I love that line from Ingrid Michaelson's "Keep Breathing." It encapsulates me, a lot of the time.
To my dismay.
I have a tendancy to lay in bed in the morning much too long, and of taking even longer to get into the swing of my day once I do get up, often mired in Frasier re-runs, online Scrabble, and the like.
For me, routine is key. I need to jump into a morning routine. Note to self: that is MORNING, not after noon.... If I can start my morning earlier than I want to, and forsake the intial burst of laze....(Is that a word? Well, it is now.).... then I can have great days, accomplish what is, to me, great things.
Changing the world, or just living exactly how I want. Feeling all the flavors of the world.
I am so turned on by the idea of embracing each sense, living sensously, being mindful. But gosh, it's suprising how much effort is actually required for me to really absorb all the pleasure around me!

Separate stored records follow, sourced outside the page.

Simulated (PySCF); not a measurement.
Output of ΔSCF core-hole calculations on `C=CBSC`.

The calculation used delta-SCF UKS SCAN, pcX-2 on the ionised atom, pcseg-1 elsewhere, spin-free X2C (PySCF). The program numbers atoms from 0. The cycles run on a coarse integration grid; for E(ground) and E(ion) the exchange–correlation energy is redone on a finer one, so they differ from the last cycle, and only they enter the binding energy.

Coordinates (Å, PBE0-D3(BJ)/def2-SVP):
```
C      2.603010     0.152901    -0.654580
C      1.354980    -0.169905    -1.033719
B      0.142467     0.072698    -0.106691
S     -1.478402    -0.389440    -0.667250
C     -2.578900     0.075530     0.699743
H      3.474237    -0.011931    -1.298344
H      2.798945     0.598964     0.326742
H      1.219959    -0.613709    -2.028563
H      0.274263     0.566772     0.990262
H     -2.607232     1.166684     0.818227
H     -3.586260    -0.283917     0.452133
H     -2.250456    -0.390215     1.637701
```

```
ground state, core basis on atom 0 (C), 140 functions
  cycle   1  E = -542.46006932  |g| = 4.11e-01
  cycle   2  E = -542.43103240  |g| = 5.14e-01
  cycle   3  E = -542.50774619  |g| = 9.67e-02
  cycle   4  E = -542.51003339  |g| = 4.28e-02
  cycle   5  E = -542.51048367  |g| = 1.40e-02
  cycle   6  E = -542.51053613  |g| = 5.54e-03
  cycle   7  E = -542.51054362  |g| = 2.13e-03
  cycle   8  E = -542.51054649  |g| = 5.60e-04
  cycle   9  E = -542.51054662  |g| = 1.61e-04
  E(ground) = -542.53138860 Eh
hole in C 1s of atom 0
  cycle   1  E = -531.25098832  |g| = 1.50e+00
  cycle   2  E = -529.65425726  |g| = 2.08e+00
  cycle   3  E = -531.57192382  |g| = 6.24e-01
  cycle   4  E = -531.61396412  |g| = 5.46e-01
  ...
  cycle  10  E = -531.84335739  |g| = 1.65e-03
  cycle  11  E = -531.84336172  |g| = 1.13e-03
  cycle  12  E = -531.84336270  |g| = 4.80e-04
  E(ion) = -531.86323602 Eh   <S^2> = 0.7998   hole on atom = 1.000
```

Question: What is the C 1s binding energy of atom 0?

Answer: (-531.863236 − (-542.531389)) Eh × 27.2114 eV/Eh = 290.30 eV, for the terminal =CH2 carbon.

Today, I took Shiner outside, and walked past a tree, leaves crisp and orange and scattered all over itself and the grass. I stopped for a minute when I heard a sound. And saw a leaf struggling free from the branches, then eventually swirling and twirling in a lazy path to the ground. Yes, swirling and twirling. I wouldn't lie to you. It was beautiful. And I almost didn't stop to watch it. And also, I love the colors and the weather right now, so why do I take Shiner on the shortest jaunt outside possible?
Doing my morning yoga will help me center myself in mindfulness for the day, I hope. And I should commit to more morning walk time for Shiner, for both of us. Have things that I always start the day with.
It's time to develp the rituals that incorporate what's important to me into my every single day.
And oddly enough, I think one of those rituals is also going to be cooking.
Last night, I got an urge to bake. To make cupcakes, specifically. So I took my little doesn't-even-have-a-muffin pan-self off to the store and got some stuff. To make the most delish from-a-box-cupcakes ever. And it was so fun. It left me with the baking bug.
So today, I spent over 3 hours in the book store looking exclusively at cookbooks. Mostly all about baking, with a few general vegetarian ones thrown in. And I realized that it's time to start getting creative and fresh with my meals and also my dessert. Not with as little effort as possible. With as much effort as sounds fun. The time it took to bake last night was time I spent enjoying myself. (I brought some of my early efforts to make cupcakes to my mom today, and that was fun too. :)) So bring it on.
I'm embracing the sensous pleasure of food, and making myself a part of it. I wish I had a big kitchen that was equipped to the nines with handy dandy utensils. But I don't and it's not and I'm still going to make it happen.
I can't feel all the flavors of my world by sticking with microwavable dinners.
And dammit, if I can get my ass through that initial morning sludge, the full flavors of the world will be mine. :)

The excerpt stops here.